29 November 2021, The Tablet

Pope feels 'pain' of migrant deaths in English Channel

Pope feels 'pain' of migrant deaths in English Channel

Migrants sit near wood fire at a makeshift migrant camp at Loon Beach in Dunkirk, France, the day after 27 migrants drowned in the English Channel.
CNS photo/Johanna Geron, Reuters

Pope Francis has spoken of the 27 refugees who drowned in the English Channel and described feeling the pain of those migrants exposed to serious dangers.

Speaking after the Angelus yesterday, Pope Francis said: “How many migrants are exposed, even in these days, to very serious dangers, and how many are losing their lives at our borders. I feel pain for the news about the situation in which so many of them find themselves: of those who died in the English Channel, of those on the borders of Belarus, many of whom are children; of those who drown in the Mediterranean. 
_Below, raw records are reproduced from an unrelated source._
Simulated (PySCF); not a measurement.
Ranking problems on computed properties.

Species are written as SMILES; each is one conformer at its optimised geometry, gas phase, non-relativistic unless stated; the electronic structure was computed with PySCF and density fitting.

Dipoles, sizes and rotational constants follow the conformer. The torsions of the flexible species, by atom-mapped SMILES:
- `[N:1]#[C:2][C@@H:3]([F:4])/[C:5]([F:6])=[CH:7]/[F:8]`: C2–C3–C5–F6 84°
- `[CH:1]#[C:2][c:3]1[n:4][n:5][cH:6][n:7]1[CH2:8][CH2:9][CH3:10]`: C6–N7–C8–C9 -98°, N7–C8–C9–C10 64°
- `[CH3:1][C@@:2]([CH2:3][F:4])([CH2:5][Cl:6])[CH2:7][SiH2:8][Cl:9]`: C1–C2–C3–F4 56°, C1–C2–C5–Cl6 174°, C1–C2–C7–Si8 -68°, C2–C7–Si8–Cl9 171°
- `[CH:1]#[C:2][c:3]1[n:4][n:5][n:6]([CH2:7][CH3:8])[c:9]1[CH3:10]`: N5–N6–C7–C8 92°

“So much pain thinking about them. Of those who are repatriated to North Africa, they are captured by traffickers, who turn them into slaves: they sell women, torture men ... Of those who, even this week, they tried to cross the Mediterranean looking for a land of well-being and instead finding a tomb there; and many others. 

“To migrants who find themselves in these situations of crisis, I assure you of my prayers, and also of my heart: know that I am always close to you.”

As he spoke, bishops of three French dioceses along the Channel urged the European Union to respond to the death of the 27 migrants with a programme to receive refugees without closing borders and allowing smugglers to exploit them.

“Once again children, women and men who left everything in search of a better world have been crushed by the sea. How can we not mourn them?” asked the statement signed by Archbishops Laurent Ulrich of Lille and Vincent Dollmann of Cambrai, Arras Bishop Olivier Leborgne and Lille Auxiliary Bishop Antoine Hérouard. 

They denounced smugglers who “rob them before sending them to fragile boats towards certain death” and states that close borders and boost security to keep them away.

“Europe can take up this challenge,” they wrote. “It has the instruments to put human dignity at the center of the debate and to provide the means for this international solidarity. She does not want to let the Mediterranean or the Channel become a cemetery for all these exiled people.”

“With Pope Francis, we believe in the response'of solidarity and mercy,” they said. “A response ... should also support the development of southern countries to give them a glimpse of a better future in their own country. No one uproots himself in this way if he sees a possible future in his native land.”